Communicating with Extreme Clarity
Communicating something in a way that leaves no ambiguity in the mind of the reader such that all readers ultimately leave with the same understanding
TL;DR:
Extreme Clarity means communicating something in a way that leaves no ambiguity in the mind of the reader such that all readers ultimately leave with the same understanding.
Extreme Clarity helps prevent misunderstandings, conflict, overlaps, or gaps in execution, and thus the time wasted resolving those issues.
Shorter is generally (but not always) better. Avoid acronyms. Use numbered lists. Deep link. Use absolute numbers along with percentages. Qualify your units. Highlight changes in state. Proof read before sending.
Note: This blog is a version of a post I shared internally at Meta that’s received over 520 likes, 66 comments and 73 shares. People ping me several times a week to tell me they’ve found it useful, so I thought I’d share it here too.
Communicating the progress of a product team is an essential part of a PM’s job. Leaders and stakeholders need to understand your progress and your problems. You need their support and guidance. Success depends on everyone having the same understanding of what’s going on.
But in complex areas (like, say, a high-scale digital product), it’s easy to get lost in the details. This is bad. How can leadership help you if they don’t understand what’s happening? How can teams make decisions if different people have a different understanding of the situation?

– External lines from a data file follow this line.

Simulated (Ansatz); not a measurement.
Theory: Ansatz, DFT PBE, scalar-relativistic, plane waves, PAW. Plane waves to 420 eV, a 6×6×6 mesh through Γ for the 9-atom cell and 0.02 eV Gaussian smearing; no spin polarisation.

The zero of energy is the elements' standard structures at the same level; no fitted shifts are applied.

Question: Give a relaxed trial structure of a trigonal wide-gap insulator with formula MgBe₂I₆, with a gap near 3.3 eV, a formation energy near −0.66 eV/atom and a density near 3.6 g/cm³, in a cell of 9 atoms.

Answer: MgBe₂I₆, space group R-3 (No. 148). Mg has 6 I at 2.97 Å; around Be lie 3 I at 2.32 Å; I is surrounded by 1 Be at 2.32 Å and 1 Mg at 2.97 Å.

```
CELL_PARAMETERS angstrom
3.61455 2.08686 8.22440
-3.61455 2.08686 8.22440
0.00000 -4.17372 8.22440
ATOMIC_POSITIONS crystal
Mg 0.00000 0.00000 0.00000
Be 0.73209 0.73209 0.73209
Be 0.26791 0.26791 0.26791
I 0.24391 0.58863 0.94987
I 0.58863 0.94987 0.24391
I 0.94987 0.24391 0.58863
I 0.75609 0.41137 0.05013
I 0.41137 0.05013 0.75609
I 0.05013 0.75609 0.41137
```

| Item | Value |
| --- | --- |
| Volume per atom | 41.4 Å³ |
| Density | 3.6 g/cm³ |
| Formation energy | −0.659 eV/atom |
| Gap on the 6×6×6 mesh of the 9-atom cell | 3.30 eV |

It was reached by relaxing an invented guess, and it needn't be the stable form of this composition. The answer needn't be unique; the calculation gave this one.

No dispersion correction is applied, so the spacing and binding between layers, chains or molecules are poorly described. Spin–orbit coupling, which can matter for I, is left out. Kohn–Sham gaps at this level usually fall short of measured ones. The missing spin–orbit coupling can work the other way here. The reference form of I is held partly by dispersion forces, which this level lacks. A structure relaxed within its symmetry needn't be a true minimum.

In my old org at Meta, we about striving for “extreme clarity” in how we communicate. There’s strong culture of ensuring documents and decks are written in a way that enables people to really understand the details of something, especially if they’re not steeped in the context.
I’ve had the great fortune to learn from some of the best PMs in the business. My own writing has improved as a result, to the point where I have my own tips to share.
What does Extreme Clarity mean?
Extreme Clarity means communicating something in a way that leaves no ambiguity in the mind of the reader and that all readers ultimately leave with the same understanding.
Extreme Clarity matters because ambiguity requires follow ups to resolve disagreements and misunderstandings (wastes time). If people leave with a different understanding, there’ll be gaps or overlaps in execution that may result in bad outcomes.
Extreme Clarity is hard. It takes more time to make a document or a post extremely clear, but it’s worth it — particularly as teams grow, and we work with people separated by time and space.
Let’s work through an example together.
Here’s a weekly status report from an entirely fictional integrity (aka trust & safety) product team dealing with potentially fake accounts. While fictional, this example is very similar in style to a genuine update I recently got from one of my teams.
SIP is integrated with XFAC. 20% of global detections that have 95%+ precision are XFAC-ed and there is an overall 4% conversion-rate; meaning we are getting to harm faster and curbing review workload substantially. 13% of user reports are routed to SIP’s queues. With no automations applied, the action rate is 16% for reports and 28% for feedbacks. Feature-logging completed this week so we can ramp up this percentage further and start building automations. Manually reviewed 130K and auto-disabled 105K dormant profiles for likely-PCI profiles.
When I read this, there were immediately a bunch of questions in my brain. Let’s annotate where they appeared:
SIP is integrated with XFAC [1][2]. 20% of global [3] detections [4] that have 95%+ precision [5] are XFAC-ed and there is an overall 4% conversion-rate [6]; meaning we are getting to harm faster [7] and curbing review workload substantially [8]. 13% of user reports [9] are routed to SIP’s queues. With no automations applied, the action rate [10] is 16% for reports and 28% for feedbacks [11]. Feature-logging completed this week so we can ramp up this percentage further [12] and start building automations [13]. Manually reviewed 130K and auto-disabled [14] 105K dormant profiles for likely-SIP profiles [15].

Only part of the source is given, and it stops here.